U.S. Secretary of State Rex Tillerson said Friday that Washington would not rule out a military response to future North Korean aggression and that it would seek to increase the rogue nation’s financial and international isolation.
“As we have said before, all options for responding to future provocation must remain on the table,” Tillerson told a high-level meeting of the U.N. Security Council on the North Korean nuclear issue.
“Diplomatic and financial levers of power will be backed up by a willingness to counteract North Korean aggression with military action if necessary,” he warned. “We much prefer a negotiated solution to this problem, but we are committed to defending ourselves and our allies against North Korean aggression.”
WATCH: Tillerson on North Korean nuclear threat
Tillerson said this new campaign of intensified pressure would be swiftly implemented and “painful to North Korean interests,” but he insisted that regime change is not a part of it.
He added that talks would not happen before North Korea takes concrete steps to dismantle its illegal weapons programs.

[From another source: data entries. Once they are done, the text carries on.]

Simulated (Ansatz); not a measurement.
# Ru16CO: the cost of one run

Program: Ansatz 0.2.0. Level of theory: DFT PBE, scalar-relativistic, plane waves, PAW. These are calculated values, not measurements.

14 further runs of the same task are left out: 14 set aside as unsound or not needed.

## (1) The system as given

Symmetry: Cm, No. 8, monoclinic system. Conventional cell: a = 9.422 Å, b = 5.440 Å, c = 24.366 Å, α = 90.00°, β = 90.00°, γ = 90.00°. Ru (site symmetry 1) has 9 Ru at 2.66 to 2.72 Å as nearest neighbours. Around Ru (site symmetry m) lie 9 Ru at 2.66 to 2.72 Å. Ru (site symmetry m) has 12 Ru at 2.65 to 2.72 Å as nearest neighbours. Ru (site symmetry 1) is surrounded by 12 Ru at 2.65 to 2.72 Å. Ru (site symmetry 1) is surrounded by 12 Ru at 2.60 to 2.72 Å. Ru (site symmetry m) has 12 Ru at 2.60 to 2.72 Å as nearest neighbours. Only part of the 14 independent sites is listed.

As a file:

Tillerson laid out what Washington wants the international community to do to stop North Korea’s pursuit of nuclear weapons, calling for increased diplomatic and economic pressure on Pyongyang to get it to change course, including new targeted sanctions.
“We must bring maximum economic pressure by severing trade relationships that indirectly fund the DPRK’s nuclear and missile program,” he said. “I call on the international community to suspend the flow of North Korean guest workers and to impose bans on North Korean imports, and especially coal.”
WATCH: Tillerson on consequences of failing to act
He singled out China, urging it to exert its powerful economic leverage over North Korea.
He also asked states to downgrade their diplomatic relations with Pyongyang and to fully implement existing U.N. Security Council resolutions regarding North Korea.
“Those nations which have not fully enforced these resolutions fully discredit this body,” Tillerson said.
“For years, North Korea has been dictating the terms of its dangerous course of action; it is time for us to retake control of the situation,” Tillerson added.
The United States called for Friday’s meeting as part of its presidency this month of the Security Council. It was Tillerson’s first time at the world body and the Security Council chamber was packed, as nations are eager to have a clear indication from the Trump administration on where it is headed on the dangerous North Korea issue.
China remains firm
Several foreign ministers attended Friday’s high-level session, including China’s Wang Yi. He deflected President Donald Trump’s recent calls on Beijing to solve the North Korean problem.
“China is not a focal point of the problem on the peninsula and the key to solving the nuclear issue on the peninsula does not lie on the Chinese side,” Wang told the council.
“China has, over the years, made unremitting efforts and played a unique role in promoting a negotiated solution,” he added.
China’s position remained consistent, with the minister calling for North Korea to stop its nuclear and ballistic missile activities and return to its international commitments. He also called on other parties to work constructively for the denuclearization of the Korean peninsula.
“We must stay committed to the path of dialogue and negotiations,” Wang said. “The use of force does not solve differences and will only lead to bigger disasters,” he cautioned.
“We must act now, we are racing against time,” said South Korean foreign minister Yun Byung-se, whose country is on the frontline of the crisis. “Extraordinary circumstances require extraordinary responses,” he urged.
He called for tougher new international sanctions, saying they are necessary. “Our goal is not to bring North Korea to knees, but to bring it back to the negotiation table for genuine denuclearization.”
Japan’s foreign minister Fumio Kishida urged the international community to send a message to Pyongyang that provocation comes at a high price. “No bright future awaits North Korea without denuclearization.
Russia, which shares a short border with North Korea, also expressed concern about the growing tensions.
“The combative rhetoric coupled with reckless muscle-flexing has led to this situation where the whole world sits seriously now wondering whether there’s going to be a war or not,” Deputy Foreign Minister Genady Gatilov told the council.